Thursday, November 1, 2012


{Here is a “rerun” of a post on a year-end tax planning technique to avoid being victim of the penalty for underpayment of estimated tax.)

The Internal Revenue Service wants you to have 90% of your current year’s tax liability, or either 100% or 110% of the prior year’s tax liability (depending on the amount of your prior year’s Adjusted Gross Income), paid in during the year via withholding or quarterly estimated tax payments.  If you owe too much when your file your 1040 you could be hit with a penalty for “underpayment of estimated tax”.

There is a special year-end strategy you can use to avoid such a penalty.

First some background:

Timing is important when it comes to paying your taxes.  The underpayment penalty is calculated based on quarterly payments.

Withholding is assumed to be made evenly throughout the year.  Even if you have all your federal income tax withheld in December it is treated as being paid in equally over the 4 quarters for purposes of determining underpayment.  If you had $10,000 withheld in December it is assumed that $2,500 was paid in for each of the 4 quarters.

Estimated taxes are applied in the calculation when actually paid. If you discover you need to pay $10,000 in estimated tax for the year and you make the payment in December you will still be penalized for underpayment for the first 3 quarters.

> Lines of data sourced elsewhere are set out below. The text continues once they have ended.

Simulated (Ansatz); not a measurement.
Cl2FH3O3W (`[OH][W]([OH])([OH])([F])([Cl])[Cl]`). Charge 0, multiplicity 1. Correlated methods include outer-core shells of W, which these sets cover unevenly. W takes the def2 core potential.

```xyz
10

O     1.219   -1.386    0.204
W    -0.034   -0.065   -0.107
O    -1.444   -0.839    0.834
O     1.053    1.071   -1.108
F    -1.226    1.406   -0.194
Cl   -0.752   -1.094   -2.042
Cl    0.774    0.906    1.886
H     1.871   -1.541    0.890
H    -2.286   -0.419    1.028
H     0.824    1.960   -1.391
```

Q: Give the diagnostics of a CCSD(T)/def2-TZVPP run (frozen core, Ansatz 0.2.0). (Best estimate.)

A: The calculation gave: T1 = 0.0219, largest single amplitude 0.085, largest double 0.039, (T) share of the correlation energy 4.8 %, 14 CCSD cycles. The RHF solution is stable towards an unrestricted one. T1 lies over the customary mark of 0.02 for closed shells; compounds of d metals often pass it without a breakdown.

There is an exception.  If the reason you will owe the additional $10,000 is because you sold a vacation home in November for a substantial gain you can make the payment as late as mid-January and avoid the penalty by "annualizing” your income.

Now for the strategy:

Suppose in the course of preparing your "preliminary" 2012 tax return you discover you did not have enough federal income tax withheld from your paycheck and you will owe Uncle Sam at least another $10,000 because of additional income received at various times during the year.  Instead of making a 4th quarter estimated tax payment, and risking a penalty for underpayment of estimated taxes, you can –

(1)  Take a $10,000 distribution from an IRA in December and elect to have 100% of the distribution ($10,000) withheld for federal income taxes, and

(2)  Within 60 days deposit $10,000 to another IRA, or back into the same IRA (you shouldn't wait the full 60 days – do the rollover ASAP). Make sure that you rollover the $10,000 on time - or else you will be hit with additional tax and another, more expensive, penalty!

Because federal income tax withholding, from whatever source, is assumed to be made evenly throughout the year, regardless of the date of the actual withholding, your $10,000 will be treated as 4 equal quarterly payments of $2,500 and you will avoid the penalty for underpayment of estimated tax.

This strategy may also work for state income tax underwithholding.